According to the Federal Communications Commission, it is illegal to intentionally jam or block mobile communications – the one on-the-record exception being the Secret Service, which often places a mobile blackout “dome” that disables communications near the President’s motorcade. However, by those same rules, it isn’t technically illegal to just turn off power to mobile towers, yielding very much the same result. Expect years of litigation to follow.
But MUNI’s decision didn’t take years to provoke a response. The hacker group Anonymous (who else?) tapped into BART computers Sunday and released personal information for about 2,400 BART users that were stored in the MUNI computers.
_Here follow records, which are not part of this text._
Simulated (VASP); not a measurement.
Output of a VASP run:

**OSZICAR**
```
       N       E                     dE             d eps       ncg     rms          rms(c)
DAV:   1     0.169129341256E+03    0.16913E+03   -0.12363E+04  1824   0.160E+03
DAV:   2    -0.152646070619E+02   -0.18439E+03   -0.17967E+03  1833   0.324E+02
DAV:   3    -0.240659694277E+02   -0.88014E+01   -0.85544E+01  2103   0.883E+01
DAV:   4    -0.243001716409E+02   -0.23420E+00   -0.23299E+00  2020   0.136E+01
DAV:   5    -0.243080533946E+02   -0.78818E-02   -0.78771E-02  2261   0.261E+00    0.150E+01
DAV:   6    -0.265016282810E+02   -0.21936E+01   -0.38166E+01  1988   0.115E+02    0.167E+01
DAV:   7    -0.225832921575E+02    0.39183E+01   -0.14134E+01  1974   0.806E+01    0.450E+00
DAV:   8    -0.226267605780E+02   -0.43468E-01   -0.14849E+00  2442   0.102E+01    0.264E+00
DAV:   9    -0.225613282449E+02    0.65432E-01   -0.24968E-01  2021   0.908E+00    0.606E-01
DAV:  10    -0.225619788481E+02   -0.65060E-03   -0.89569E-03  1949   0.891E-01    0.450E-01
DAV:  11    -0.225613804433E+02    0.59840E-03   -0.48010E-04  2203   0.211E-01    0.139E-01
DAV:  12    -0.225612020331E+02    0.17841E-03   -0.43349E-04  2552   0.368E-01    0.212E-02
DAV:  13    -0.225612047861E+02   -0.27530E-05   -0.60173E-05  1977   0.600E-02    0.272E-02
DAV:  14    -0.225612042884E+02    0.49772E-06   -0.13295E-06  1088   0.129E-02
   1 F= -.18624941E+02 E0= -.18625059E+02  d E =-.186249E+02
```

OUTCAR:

In a public release written in taunting Anonymous-speak, the hacker group excoriates BART police, MUNI policies, and – seemingly – the industry as a whole:
“They violated the people’s right to assembly and prevented other bystanders from using emergency services by blocking cell phone signals in order to stop a protest against the BART police murders. Lastly, they set up this website called mybart.gov and they stored their members information with virtually no security. The data was stored and easily obtainable via basic sqli. Any 8 year old with a internet connection could have done what we did to find it. On top of that none of the info, including the passwords, was encrypted.”
BART’s response was noticably less hyperbolic: “”We are sorry this intrusion into the myBART data occurred, and we notified those affected right away in case anyone tries to exploit the information,” they said in a release.
Protests in California may occur as early as today (Mon. Aug. 15) – it is unclear whether BART and MUNI officials will again try to tamp down protests by shutting down mobile transmission towers.